PPP, PML-N inflexible on presidential candidates

2018-09-04T02:02:34+05:00 SHAFQAT ALI

ISLAMABAD - Replicating the Prime Minister’s elections last month, the opposition parties led by the Pakistan People’s Party and the Pakistan Muslim League (Nawaz) stuck to their own candidates – Maulana Fazlur Rehman and Aitzaz Ahsan.

There were a series of meetings before the two sides announced there had been no headway to agree on a joint candidate.

Maulana Fazlur Rehman, who met PPP leader Asif Ali Zardari earlier in the day, claimed that he had tried to convince PML-N President Shehbaz Sharif and other allies to support Aitzaz Ahsan as desired by Zardari but none of them agreed.

“The PML-N and other parties are not ready to change the candidate so we appeal to the PPP to withdraw their nominee,” he said after his meetings with the two sides.

PML-N’s Sardar Ayaz Sadiq said Maulana Fazlur Rehman had the support of more lawmakers than Aitzaz Ahsan so the PPP was morally bound to accept the cleric as the joint candidate of the opposition. “We will vote for Maulana Fazlur Rehman. He is our candidate,” he contended.

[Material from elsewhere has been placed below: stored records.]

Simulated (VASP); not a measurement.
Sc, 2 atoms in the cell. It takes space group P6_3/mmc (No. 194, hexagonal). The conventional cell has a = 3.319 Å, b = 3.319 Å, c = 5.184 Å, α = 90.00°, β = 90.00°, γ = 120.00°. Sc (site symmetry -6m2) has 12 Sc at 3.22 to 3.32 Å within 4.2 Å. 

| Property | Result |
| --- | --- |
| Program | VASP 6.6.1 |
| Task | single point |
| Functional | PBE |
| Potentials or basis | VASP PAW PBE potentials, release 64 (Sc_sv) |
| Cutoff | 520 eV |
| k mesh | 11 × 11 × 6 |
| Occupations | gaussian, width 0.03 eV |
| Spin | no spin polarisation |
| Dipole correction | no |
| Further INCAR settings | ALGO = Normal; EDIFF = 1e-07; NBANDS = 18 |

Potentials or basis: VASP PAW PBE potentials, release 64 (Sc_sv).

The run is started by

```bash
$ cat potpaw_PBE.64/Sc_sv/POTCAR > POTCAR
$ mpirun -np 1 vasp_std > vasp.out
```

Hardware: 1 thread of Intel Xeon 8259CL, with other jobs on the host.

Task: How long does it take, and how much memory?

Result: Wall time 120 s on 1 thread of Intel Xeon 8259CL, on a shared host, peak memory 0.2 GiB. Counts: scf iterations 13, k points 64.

But the PPP claimed Aitzaz Ahsan was the best candidate so all the parties must vote for him. After a marathon PPP meeting – chaired by Zardari and Bilawal Bhutto Zardari – party leader Farhatullah Babar said if the opposition parties wanted to remain united they must accept Aitzaz Ahsan as their candidate. “Aitzaz Ahsan will be our candidate. The other opposition parties should support him,” he said.

Babar said the PPP was still hopeful that PML-N will pull its candidate at the last minute to make it a one-on-one contest between the ruling Pakistan Tehrik-e-Insaf nominee Arif Alvi and Aitzaz Ahsan.

A delegation had met PML-N president Shehbaz Sharif after Maulana Fazlur Rehman expressed ‘conditional willingness’ to withdraw from the presidential race.

The presidential election will take place today at the Parliament House in Islamabad. Voting will be held in the National Assembly and four provincial assemblies.

The President is elected indirectly through an electoral college, comprising the Senate, National Assembly and the four provincial assemblies.

Every member of the National Assembly has one vote while the four provincial assemblies are assigned an equal weight with the smallest, the Balochistan Assembly, serving as the base.

The division among the opposition parties has given an upper hand to Prime Minister Imran Khan’s pick for the post of the President as he will now not even need more than 50 percent of the votes. The candidate with more votes than others will automatically win.

The PPP had nominated Alvi as its candidate hours after party chief Imran Khan was sworn in as the 22nd prime minister of the country on August 18.

A dentist by profession, 69-year-old Alvi is one of the founding members of PTI. He served as the party’s secretary general from 2006 to 2013.

Last month, the PPP had abstained from voting for Shehbaz Sharif for the office of Prime Minister but later some PPP lawmakers also recommended Sharif as the opposition leader.